Robust dataframe io #2938

chriss2401 · 2020-06-21T11:39:01Z

Hi @eerhardt and @pgovind ,

The following pull request adds the following features to Microsoft.Data.Analysis :

Separate M.D.A and M.D.A.I.O projects (pulled from pgovind:DataframeIO )
Removed M.D.A.I.O related duplicate code from M.D.A and moved needed code to IO project (i.e. main high level LoadCsv function).
Added a CultureInfo object as a input parameter in the public API with unit tests - related to #2926
Added better exception handling/message printing when type convertions fail with unit tests - related to #2902
- If the type that fails is single/double, a corresponding NaN is assigned.

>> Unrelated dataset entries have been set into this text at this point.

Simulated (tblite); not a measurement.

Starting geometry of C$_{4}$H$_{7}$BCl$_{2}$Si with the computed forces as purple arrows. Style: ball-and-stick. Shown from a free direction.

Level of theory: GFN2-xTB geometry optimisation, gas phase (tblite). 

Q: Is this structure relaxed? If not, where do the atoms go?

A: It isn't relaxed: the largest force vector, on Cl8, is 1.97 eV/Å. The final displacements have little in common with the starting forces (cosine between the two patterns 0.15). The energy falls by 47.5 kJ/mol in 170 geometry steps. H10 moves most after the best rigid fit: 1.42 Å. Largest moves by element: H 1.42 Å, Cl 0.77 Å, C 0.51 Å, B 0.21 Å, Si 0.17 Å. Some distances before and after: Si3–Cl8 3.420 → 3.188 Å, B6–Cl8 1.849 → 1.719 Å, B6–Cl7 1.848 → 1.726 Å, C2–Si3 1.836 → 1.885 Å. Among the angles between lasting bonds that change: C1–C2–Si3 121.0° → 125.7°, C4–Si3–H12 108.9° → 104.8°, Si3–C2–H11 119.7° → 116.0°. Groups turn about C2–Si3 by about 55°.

Please review at your own convenience.

Christos.

dnfadmin · 2020-06-21T11:39:15Z

All CLA requirements met.

chriss2401 · 2020-06-21T13:14:30Z

src/Microsoft.Data.Analysis.IO/DataFrameIO.cs

+                                string[] columnNames = null, Type[] dataTypes = null,
+                                int numRows = -1, int guessRows = 10,
+                                bool addIndexColumn = false, Encoding encoding = null,
+                                CultureInfo cultureInfo = null)


Related to #2926 , here is the CultureInfo exposed to the public API.

chriss2401 · 2020-06-21T13:15:41Z

src/Microsoft.Data.Analysis.IO/DataFrameIO.cs

-            if (!csvStream.CanSeek)
+            // if we have a comma separator and the cultureInfo has not been specified by the user, 
+            // we set it to Invariant Culture (since logically floats/doubles wouldn't be represented with commas in this case)
+            if(separator.Equals(',') && cultureInfo is null)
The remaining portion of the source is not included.